Oh sure, they may eventually sign on to some sort of education reform; Republicans have said some kind words about Race to the Top, after all. And they may go along with a consolidation of the Cabinet, or revamping the tax code (provided the Koch brothers end up paying less at the end of the day). But everything else—our Sputnik moment, immigration reform, and so on—is basically DOA. And Obama, of course, knows that. Which is why the SOTU was foremost a campaign speech, an effort to frame the narrative.
And that’s a goddamn shame. Not just because the presidential campaign is now basically underway, though that sucks, nor because Obama watered down what should have been a come-to-Jesus leveling with the American public—i.e., the government is not taking in enough revenue to meet its commitments; thus, we need to either raise revenue or dramatically scale back what we do in ways you probably won’t like—in favor of more focus-group-tested applause lines, which is also a shame. Not even because many of the things Obama proposes to do with education, energy, and infrastructure are undeniably and unequivocally necessary, but won’t get done because we’re worshipping at the golden calf of austerity—hell, Obama himself called for a five-year spending freeze, and if there’s a way to make that math add up, my arithmetic-adverse brain hasn’t yet stumbled on it.

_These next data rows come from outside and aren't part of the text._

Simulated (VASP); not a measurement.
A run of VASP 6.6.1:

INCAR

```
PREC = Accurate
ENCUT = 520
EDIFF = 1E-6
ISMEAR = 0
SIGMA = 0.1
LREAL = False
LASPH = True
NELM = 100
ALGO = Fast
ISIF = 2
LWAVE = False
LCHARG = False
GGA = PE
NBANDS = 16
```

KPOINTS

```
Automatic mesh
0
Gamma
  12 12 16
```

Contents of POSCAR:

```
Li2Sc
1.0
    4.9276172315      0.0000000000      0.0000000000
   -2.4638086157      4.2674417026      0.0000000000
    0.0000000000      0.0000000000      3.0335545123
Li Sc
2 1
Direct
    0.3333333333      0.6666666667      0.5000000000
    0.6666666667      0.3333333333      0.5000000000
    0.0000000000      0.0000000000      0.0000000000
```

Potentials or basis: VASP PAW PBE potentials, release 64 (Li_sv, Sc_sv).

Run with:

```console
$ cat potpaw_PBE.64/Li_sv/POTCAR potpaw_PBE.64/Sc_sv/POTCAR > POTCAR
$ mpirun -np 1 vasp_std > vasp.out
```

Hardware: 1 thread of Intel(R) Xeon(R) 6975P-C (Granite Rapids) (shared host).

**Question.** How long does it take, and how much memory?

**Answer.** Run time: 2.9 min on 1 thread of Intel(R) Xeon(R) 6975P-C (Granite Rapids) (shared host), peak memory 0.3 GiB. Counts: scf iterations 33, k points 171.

It’s a shame because we’re skirting the more fundamental conversation about what government should be doing, and how it should be doing it, and instead trifling around the edges of cuts. The president is right: Government should do “big things,” if only because no one else will (see, the Internet; also, the moon landing). It should strive for fairness of opportunity and reward innovation. It should invest heavily in education and technology—because someone’s going to build the future, and it might as well be us. Government should be proactive and, yes, progressive. Yes, it should also serve as a check on the free market and, to some degree, redistribute wealth, lest the gilded age returns with a vengeance and we become even more of an aristocracy.
In an age where the very idea of government is under attack, where the once-radical Norquist line about drowning the government in a bathtub has become an article of faith among mainstream conservatives, where even Ronald Reagan would be disowned by the party that claims to revere him (he raised taxes, after all), we need a strong defense of what government can do, and a clear direction for how we should do it.
And that brings me to this: An essay in the current issue of Democracy Journal from Eric Liu and Nick Hanauer that posits, in broad strokes, a strain of neoliberalism that eschews Big Government for Big Government’s sake, but instead sees government as a sort of incubator and sheriff to the innovation economy.
The current dissatisfaction with government is not a mere perception or marketing problem, as too many on the left still believe. It is a product problem. Government has for too many people become unresponsive, dehumanizing, and inefficient. Only when we improve government itself will our satisfaction with it improve. Unfortunately, the American discourse on government has long been frozen in two dimensions: more vs. less, big vs. small. We argue for an orthogonal approach: more government when it comes to setting great goals and investing to achieve them; less government when it comes to how we collectively meet those goals. We believe this has to be a progressive project. Because progressives remain the only group in America willing to advocate for government, we have a special responsibility to imagine its role anew. [Emphasis mine]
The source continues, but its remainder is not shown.